Investment Help

If you are seeking investment help, look at the video here on my services. If you are seeking a different approach to managing your assets, you have landed at the right spot. I am a fee-only advisor registered in the State of Maryland, charge less than half the going rate for investment management, and seek to teach individuals how to manage their own assets using low-cost indexed exchange traded funds. Please call or email me if interested in further details. My website is at http://www.rwinvestmentstrategies.com. If you are new to investing, take a look at the "DIY Investor Newbie" posts here by typing "newbie" in the search box above to the left. These take you through the basics of what you need to know in getting started on doing your own investing.

Sunday, January 8, 2017

A Good Year For Retirees

2016 was a good year for DIY investor retirees in the investment markets. For a basic asset allocation using low cost ETFs the results were approximately as follows:

Large Cap 35% = +11.80% SPY
Small Cap 10% = +19.89% SCHA
International 15% = +4.66% IXUS
Bonds 35% = +2.56% AGG
cash 5% = +0.1%

The total portfolio return approximated +7.77%.

The important point is that it exceeded 4% (the benchmark 4% drawdown rate for retirement) plus the rate of inflation (approximately 2%).

The bottom line is that the DIY investor retiree took his or her drawdown and had more than they started the year with and they are one year closer to the grim reaper. What more could one ask for?

There are some assumptions in here of course. If you invested with an investment advisor who charged 1 percent or more and who invested you in active Funds that follow the
"hokey-poket style" of jumping in and jumping out you likely did considerably less than the above results.

In fact, the above portfolio could have easily been set up on 1/1 and the DIY investor retiree set about enjoying his or her retirement to the fullest. Let the hair pulling over the UK leaving the EU and the Trump election with the barrage of analysis over the stream of tweets to others.

And, oh yes, the grim reaper part is no big deal either. Everyone is one year closer, retiree or not. It is just that many retirees know it and appreciate their time a bit more because of the fact.

Have a great and prosperous New Year and enjoy the ongoing 3 ring circus. As long as they don't get us into a nuclear war it should be pretty entertaining!

Friday, December 23, 2016

A New Year's Resolution

This resolution is for your mid sixties self. If you haven't met him or her there are aps out there whereby you can take a picture of yourself and age it. If you have problems saving then do it and meet your future self. It helps some people.

Now I know many people don't like to think about getting older. Get over it. I'm older and semi retired and it's great. Admittedly there are days where it is harder to get up in the morning and I get tired earlier in the evening. But balanced against this is the wisdom I've gained over the years ;) I don't do nearly as many stupid things as in my youth.

Anyways what about the resolution? It is simple. Save at least 15% of your paycheck towards your retirement. Not for a new pick up truck, not for an exotic vacation but towards your retirement. Have it taken out of your paycheck and learn to live on what is left.
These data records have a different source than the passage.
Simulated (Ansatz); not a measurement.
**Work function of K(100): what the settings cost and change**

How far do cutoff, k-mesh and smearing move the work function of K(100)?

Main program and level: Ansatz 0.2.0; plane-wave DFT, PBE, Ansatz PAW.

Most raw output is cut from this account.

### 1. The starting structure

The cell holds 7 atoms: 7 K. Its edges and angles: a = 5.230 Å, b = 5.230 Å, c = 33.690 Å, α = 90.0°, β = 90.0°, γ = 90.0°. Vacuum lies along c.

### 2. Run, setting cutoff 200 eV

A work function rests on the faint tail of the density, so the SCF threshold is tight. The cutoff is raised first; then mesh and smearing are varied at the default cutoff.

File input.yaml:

Ok, so now you're protesting. You can't live the life style you are accustomed to if you are putting aside 15%. First off consider that for some (many?) of you it isn't 15% less income because you get a tax break if using a 401(k) or an IRA and secondly some of you have a company match. So, to get at the 15% isn't such a burden.

But if it is still a stretch take a hard look at your lifestyle. Think about functionality versus other motives for what you spend on. Is that car for getting from point A to point B or is it to send a message that you hope gets people to think you are making the big bucks.

Thorsten Veblen 

wrote a famous book, The Theory of the Leisure Class, in 1899 in which he introduced the concept of "conspicuous consumption". The idea was that people emulate the economic class above them. As such we buy many things not for their use but for the image they project. Consider that we buy silverware because it is similar to what the wealthy use not for its functionality.

Granted that Veblen may not be the easiest to relate to in today's world. Instead you may want to check out

  Money Mustache.

IMHO he is the best current writer on frugality and the early retirement movement. If he can't inspire you to live a more moderate life style then you are uninspirable.

Bottom line: Resolve to save at least 15% of income in 2017. Your future self will thank you!

Wednesday, December 21, 2016

I Apologize

I apologize to all those people over the past three years to whom I talked and tried to the best of my ability to get into the stock market. I wish I was more persuasive. We sat together at the table (or Skyped) and looked at the huge amount you had in Certificates of Deposit at .75% or  in  money markets at 0.1% and I pleaded for you to open an account at Schwab (or the discount broker of your choice) and choose a low  fee S&P 500 Index Fund for 60% of the assets.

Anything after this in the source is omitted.